Darren Aronofsky: the first go-to dark director who hasn't disappointed me this year (of course, he disappointed me with The Fountain, so he's not golden, but that's not what this is about). You've got to hand it to a guy for making a movie so depressing that the happiest possible ending is to kill off the protagonist. That's real dedication to the truth.
Backing up: Randy "The Ram" (a disturbingly on-point Mickey Rourke) had his glory days as a pro-Wrestler in the 1980s. Twenty years later, he's still wearing his hair bleach blonde and long, and he's still trying to get by wrestling, supplementing his income working stock at a grocery store. When he gets locked out of his trailer for being late on rent, he sleeps in his van. He has an estranged daughter and nurses a crush on an aging stripper (Marisa Tomei, whose animal body is far too hot to be that of an actual aging stripper). Today's wrestling matches are brutal, involving staple guns and broken glass and barbed wire and roach spray to the eyes. Then he has a heart attack and the doctor tells him he can't wrestle anymore, and he cancels the big upcoming rematch with the Ayatollah.
But things are looking up—the stripper convinces him to make amends with his daughter, and they go for a walk on the abandoned boardwalk he brought her to when she small. He cancels the big rematch coming up and takes extra hours at the grocery store, working in the deli. He asks the stripper out for a real date.
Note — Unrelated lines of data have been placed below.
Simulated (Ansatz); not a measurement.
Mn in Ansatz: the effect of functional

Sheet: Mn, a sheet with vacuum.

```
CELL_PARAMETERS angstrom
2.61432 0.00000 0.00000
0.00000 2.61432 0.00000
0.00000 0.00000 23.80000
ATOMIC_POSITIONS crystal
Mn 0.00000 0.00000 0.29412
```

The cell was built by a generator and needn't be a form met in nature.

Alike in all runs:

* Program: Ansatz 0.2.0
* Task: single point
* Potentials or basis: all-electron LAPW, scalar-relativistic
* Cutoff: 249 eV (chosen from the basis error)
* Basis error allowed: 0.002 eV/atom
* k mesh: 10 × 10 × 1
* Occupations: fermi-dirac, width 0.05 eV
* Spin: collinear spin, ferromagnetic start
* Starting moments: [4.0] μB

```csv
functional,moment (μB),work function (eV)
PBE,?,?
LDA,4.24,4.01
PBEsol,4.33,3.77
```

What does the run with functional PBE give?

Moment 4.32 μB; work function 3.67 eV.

But Randy's always been a fuck-up. There's a drunken night out and he misses a dinner date with his daughter; she refuses to ever speak to him again. The stripper refuses to see him outside the club (problems of her own), he cuts his hand on the meat slicer at the deli, and he realizes that he has nothing to live for but wrestling. The rematch is on. The stripper tries to make amends, but it's too late. He goes into the ring; he fights. He feels another heart attack coming on, but he won't stop. He climbs the ropes for his signature move—the Ram Jam—and as he leaps off, the screen goes black: death.
Aside from its philosophical implications, the film is visually viscerally brutal to boot. Aronofsky has always been completely unflinching, leaving it to me to close my eyes during Requiem For a Dream's needle sequences and, now, during most of The Wrestler's wrestling scenes. I readily admit to being squeamish, but it's key that the director is not: seeing Randy's opponent attach dollar bills to his own forehead using a staple gun, whether I can bear to watch it or not, is the ultimate indication of the depths to which our hero has sunk. When Randy puked after that match, I almost did so myself. That is potent filmmaking.